The differential equation given is \( \frac{d \mathbf{r}}{dt} = -t \mathbf{i} - t \mathbf{j} - t \mathbf{k} \). To solve for \( \mathbf{r}(t) \), we need to integrate this equation with respect to \( t \). By integrating the components separately, we have:\[\mathbf{r}(t) = \int (-t \mathbf{i} - t \mathbf{j} - t \mathbf{k}) \, dt = \int -t \, dt \mathbf{i} + \int -t \, dt \mathbf{j} + \int -t \, dt \mathbf{k}\]Each integral, \( \int -t \, dt \), results in \( -\frac{1}{2}t^2 \). Thus, the integrated vector function is:\[\mathbf{r}(t) = -\frac{1}{2}t^2 \mathbf{i} - \frac{1}{2}t^2 \mathbf{j} - \frac{1}{2}t^2 \mathbf{k} + \mathbf{C}\]where \( \mathbf{C} \) is the integration constant vector.

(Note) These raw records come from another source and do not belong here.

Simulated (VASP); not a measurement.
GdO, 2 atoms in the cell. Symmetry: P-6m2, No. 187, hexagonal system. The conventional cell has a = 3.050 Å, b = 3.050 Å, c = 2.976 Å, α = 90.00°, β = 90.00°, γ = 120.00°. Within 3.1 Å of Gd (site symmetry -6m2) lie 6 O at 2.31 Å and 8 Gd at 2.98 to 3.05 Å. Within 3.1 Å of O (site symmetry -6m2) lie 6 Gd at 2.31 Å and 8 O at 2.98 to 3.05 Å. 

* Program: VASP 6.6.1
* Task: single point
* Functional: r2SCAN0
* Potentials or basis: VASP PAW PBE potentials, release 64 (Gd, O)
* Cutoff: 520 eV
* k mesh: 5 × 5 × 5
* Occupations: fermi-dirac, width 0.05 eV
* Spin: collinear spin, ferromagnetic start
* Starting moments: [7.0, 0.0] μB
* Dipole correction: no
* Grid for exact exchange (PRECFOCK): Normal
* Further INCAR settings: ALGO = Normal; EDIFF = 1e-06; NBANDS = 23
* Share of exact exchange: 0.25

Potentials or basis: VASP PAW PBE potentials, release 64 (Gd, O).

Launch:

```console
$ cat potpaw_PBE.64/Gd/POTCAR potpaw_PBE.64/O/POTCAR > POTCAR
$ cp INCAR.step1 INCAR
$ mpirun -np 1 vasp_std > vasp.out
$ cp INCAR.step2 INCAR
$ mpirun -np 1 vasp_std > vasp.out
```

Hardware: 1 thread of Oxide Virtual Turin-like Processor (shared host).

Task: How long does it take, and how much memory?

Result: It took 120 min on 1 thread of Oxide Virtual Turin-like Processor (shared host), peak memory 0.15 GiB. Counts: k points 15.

We apply the initial condition \( \mathbf{r}(0) = \mathbf{i} + 2 \mathbf{j} + 3 \mathbf{k} \) to determine the constant vector \( \mathbf{C} \).Substitute \( t = 0 \) into the integrated expression for \( \mathbf{r}(t) \):\[\mathbf{r}(0) = -\frac{1}{2}(0)^2 \mathbf{i} - \frac{1}{2}(0)^2 \mathbf{j} - \frac{1}{2}(0)^2 \mathbf{k} + \mathbf{C} = \mathbf{C}\]Since \( \mathbf{r}(0) = \mathbf{i} + 2 \mathbf{j} + 3 \mathbf{k} \), we have\[\mathbf{C} = \mathbf{i} + 2 \mathbf{j} + 3 \mathbf{k}\]Substituting \( \mathbf{C} \) back into the integrated vector function gives us:\[\mathbf{r}(t) = -\frac{1}{2}t^2 \mathbf{i} - \frac{1}{2}t^2 \mathbf{j} - \frac{1}{2}t^2 \mathbf{k} + \mathbf{i} + 2 \mathbf{j} + 3 \mathbf{k}\]

Finally, we combine like terms in the vector to express \( \mathbf{r}(t) \) more neatly:\[\mathbf{r}(t) = \left(-\frac{1}{2}t^2 + 1\right) \mathbf{i} + \left(-\frac{1}{2}t^2 + 2\right) \mathbf{j} + \left(-\frac{1}{2}t^2 + 3\right) \mathbf{k}\]This expression represents the vector function \( \mathbf{r}(t) \) that satisfies both the differential equation and the initial condition.